The iPhone is cheap?
July 11, 2007
Since getting his hands on an iPhone, Michael of Apple Gazette has been running a column entitled “30 Days of iPhone,” wherein he chronicles his daily use through 30 separate entries. The idea holds merit, but on Day Eight of his venture, Michael began smoking crack.
It seems that Michael is so blown away by his iPhone purchase, that his need to justify his 600-dollar expenditure has leaked onto his daily column, wherein he declares that the iPhone is not a smartphone, nor a cellphone, and implies that it is a completely different beast than other offerings.

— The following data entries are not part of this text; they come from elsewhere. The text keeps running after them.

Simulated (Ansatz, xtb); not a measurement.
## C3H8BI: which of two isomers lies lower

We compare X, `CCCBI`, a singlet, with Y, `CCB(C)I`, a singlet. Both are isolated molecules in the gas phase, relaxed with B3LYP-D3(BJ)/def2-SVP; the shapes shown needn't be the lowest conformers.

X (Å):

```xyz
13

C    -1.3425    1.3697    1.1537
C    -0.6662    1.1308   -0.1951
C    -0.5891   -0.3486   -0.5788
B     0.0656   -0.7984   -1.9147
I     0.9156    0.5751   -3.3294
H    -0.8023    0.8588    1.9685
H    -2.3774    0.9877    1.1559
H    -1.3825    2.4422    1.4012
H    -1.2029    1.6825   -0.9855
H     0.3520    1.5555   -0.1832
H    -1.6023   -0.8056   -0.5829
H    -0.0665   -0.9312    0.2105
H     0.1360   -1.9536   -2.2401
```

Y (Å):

Apparently, Michael has never used a modern smartphone, which has all of the iPhone’s features, plus a few more thrown in. Just because Apple managed to polish a couple of the features, throw in an easy touch-screen interface, and integrate an iPod, does not make the iPhone revolutionary, In fact, about the only “killer apps” the iPhone has is the iPod integration and its polished web browser, and I’ll immediately discount the former because almost everyone I know who owns an iPhone already owns at least one iPod already.
Considering that the iPhone doesn’t run third-party applications that aren’t weblets, it’s much less of a computer than any Windows Mobile phone, Danger’s Sidekick, or even Blackberry devices. And, in most all cases, these offerings are much cheaper than Apple’s, and may even include features that the iPhone sorely lacks, such as the ability to surf the web while making a phone call, integrated GPS, and removable memory.
No one’s saying that the iPhone isn’t a beautiful piece of hardware, but let’s not ignore what’s already out there, and what’s been> on the market for years before the iPhone materialized. For those people who never had the chance to surf the web from other mobile devices, or check e-mail on the go, it’s nice to see that the iPhone introduced you to technology already years old, but let’s not distort reality and propose that Apple invented these abilities with their latest toy. And, more importantly, let’s not claim that $600 is cheap, considering other devices have the same core functionality for half that.